Buckwheat Crêpes Part Deux

buckwheat.jpgOh Seattle, when you repeatedly deliver us crap weather, you leave us no choice but stay home, listen to Dave Brubeck and make crêpes. However, last week’s sweet crepe won’t do; for a day like this, we’ll need something more substantive. Enter: buckwheat.

Buckwheat, which is in fact not really a wheat at all, yields a dark speckled flour which you may recall from Japanese soba noodles and blini. When added to crêpe batter, buckwheat produces a nutty, earthy and satisfying flavor that distinguishes the buckwheat crêpe from its less robust counterpart. Buckwheat crêpes, or galettes, are a specialty of Brittany, where they are used to house all sorts of savory fillings, most often of the ham/cheese/egg variety, but also of the béchamel/spinach/mushroom variety. Delicious. Especially with a bottle of hard cider. (PCC sells one from Normandy for 10 bucks.)
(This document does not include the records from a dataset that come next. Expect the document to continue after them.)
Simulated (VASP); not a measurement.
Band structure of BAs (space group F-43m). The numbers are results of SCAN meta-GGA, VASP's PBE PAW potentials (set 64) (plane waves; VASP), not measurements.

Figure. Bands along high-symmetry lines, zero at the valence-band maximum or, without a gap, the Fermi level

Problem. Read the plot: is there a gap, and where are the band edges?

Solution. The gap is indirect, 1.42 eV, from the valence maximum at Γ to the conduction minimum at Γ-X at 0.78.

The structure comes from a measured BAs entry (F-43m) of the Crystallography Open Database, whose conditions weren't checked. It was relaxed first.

Buckwheat batter is just as simple as the sweet version and oh so versatile. Today we plan on warming up with a couple of crêpes slathered with our favorite tangy cider jelly; by lunchtime we should be ready to move onto the ham and cheese fillings. It’s going to be a great day.

The buckwheat crêpe recipe is after the break.

Buckwheat Crêpes

1/2 cup all-purpose flour
1/4 cup buckwheat flour
2 large eggs
1/2 cup milk
1 cup water
pinch of salt
2 pinches sugar
2 tablespoons unsalted butter, melted

This batter should be mixed up just like last week’s sweet crêpe batter. Again, it does need to rest, so we recommend getting up, mixing the batter and then crawling back in bed to read, sleep or try and wake your significant other with loud sighs and/or coughing fits.

Note: in this batter, the buckwheat flour tends to settle at the bottom, so as you cook your crêpes, it’s a good idea to stir the batter from time to time.